As companies struggle through the worst economic environment in decades, several are turning to the government for financial aid. But this kind of government help has triggered growing criticism in light of the high salaries and perks enjoyed by corporate executives whose companies are on the brink of collapse.
In response, the legislature’s Economics Committee passed the first reading on Thursday of a draft amendment to the Company Act (公司法) that would require companies receiving more than NT$1 billion (US$30.3 million) in aid to tell lawmakers face-to-face how they will restructure their businesses with the help of government funding.
Companies that receive between NT$100 million and NT$1 billion in aid would need to submit their plans to the legislature for review.
The amendment would also allow the agencies that oversee the bailout funds to impose limits on compensation for corporate executives and forbid companies from laying off employees during a specified bailout period.
Under the Company Act, the owners of a company seeking government funding, the board of directors, the supervisors and high-ranking management are all included under the definition of “executives.”
The Economics Committee also agreed in a separate resolution to restrict companies from launching overseas investment projects during the bailout period for fear the firms could squander the funds.
This draft amendment comes at a time when the global economic downturn is taking its toll on the domestic, export-oriented economy.
Last month, the nation’s export orders sank to a historic low of US$22.80 billion and the drop in orders meant exporters faced liquidity difficulties as well as difficulties repaying debt.
That resulted in more business closures and downsizing, which translates to rising unemployment. Government figures show that the jobless rate hit a five-year high of 4.64 percent last month. The aim of government aid is to help ailing companies weather their difficulties and prevent further layoffs.

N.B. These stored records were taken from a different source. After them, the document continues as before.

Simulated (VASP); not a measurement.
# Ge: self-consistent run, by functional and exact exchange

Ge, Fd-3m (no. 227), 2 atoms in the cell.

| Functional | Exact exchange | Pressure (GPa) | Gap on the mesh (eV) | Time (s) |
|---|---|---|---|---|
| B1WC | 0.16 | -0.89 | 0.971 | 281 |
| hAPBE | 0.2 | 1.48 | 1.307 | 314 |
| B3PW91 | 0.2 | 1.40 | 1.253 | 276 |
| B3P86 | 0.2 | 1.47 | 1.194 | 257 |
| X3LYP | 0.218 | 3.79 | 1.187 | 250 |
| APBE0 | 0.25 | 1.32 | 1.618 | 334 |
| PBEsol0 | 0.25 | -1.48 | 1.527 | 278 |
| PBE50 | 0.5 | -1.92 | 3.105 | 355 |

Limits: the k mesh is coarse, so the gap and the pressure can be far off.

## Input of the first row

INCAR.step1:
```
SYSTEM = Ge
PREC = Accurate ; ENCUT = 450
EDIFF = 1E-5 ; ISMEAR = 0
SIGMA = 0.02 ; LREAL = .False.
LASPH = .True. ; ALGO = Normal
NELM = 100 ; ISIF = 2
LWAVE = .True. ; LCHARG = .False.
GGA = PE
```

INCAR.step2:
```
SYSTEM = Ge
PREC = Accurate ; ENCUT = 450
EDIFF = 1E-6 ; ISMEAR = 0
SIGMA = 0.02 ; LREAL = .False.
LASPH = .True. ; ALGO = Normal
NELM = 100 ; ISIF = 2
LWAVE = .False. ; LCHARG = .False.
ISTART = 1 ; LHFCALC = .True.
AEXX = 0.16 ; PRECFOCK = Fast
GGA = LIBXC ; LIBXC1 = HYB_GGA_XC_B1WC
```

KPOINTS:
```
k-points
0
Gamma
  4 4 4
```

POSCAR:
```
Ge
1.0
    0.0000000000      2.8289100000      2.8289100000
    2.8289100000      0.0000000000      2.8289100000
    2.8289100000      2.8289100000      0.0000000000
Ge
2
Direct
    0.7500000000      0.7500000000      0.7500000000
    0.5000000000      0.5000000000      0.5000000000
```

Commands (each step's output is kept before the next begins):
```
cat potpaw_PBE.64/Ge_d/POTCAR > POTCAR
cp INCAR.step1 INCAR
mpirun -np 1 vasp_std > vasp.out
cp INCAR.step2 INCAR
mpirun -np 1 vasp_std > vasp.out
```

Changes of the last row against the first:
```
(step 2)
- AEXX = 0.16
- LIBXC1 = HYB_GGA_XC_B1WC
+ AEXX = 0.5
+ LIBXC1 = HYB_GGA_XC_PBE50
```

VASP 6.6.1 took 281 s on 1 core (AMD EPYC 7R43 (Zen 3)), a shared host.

But the draft amendment would give lawmakers too much power by requiring some companies to brief them in person, accompanied by administrative agencies. There is a risk that some lawmakers may seek to profit from the bailout projects and compel the government agencies involved to tweak the terms of rescue.
Companies applying for aid should be reviewed by the agencies, which should make a decision based on an objective and professional assessment rather than the legislature’s will.
It only takes a few dishonest lawmakers to abuse such powers. In this scenario, legislators could steer government aid toward some companies that in reality should not be bailed out, while ignoring other companies in desperate need of aid.
Accountability and transparency are imperative, not only on the corporate side but also on the legislative side. Checks are required to ensure that company executives and lawmakers alike use taxpayers’ money in a responsible manner — especially when their decisions can have a major impact on the economy.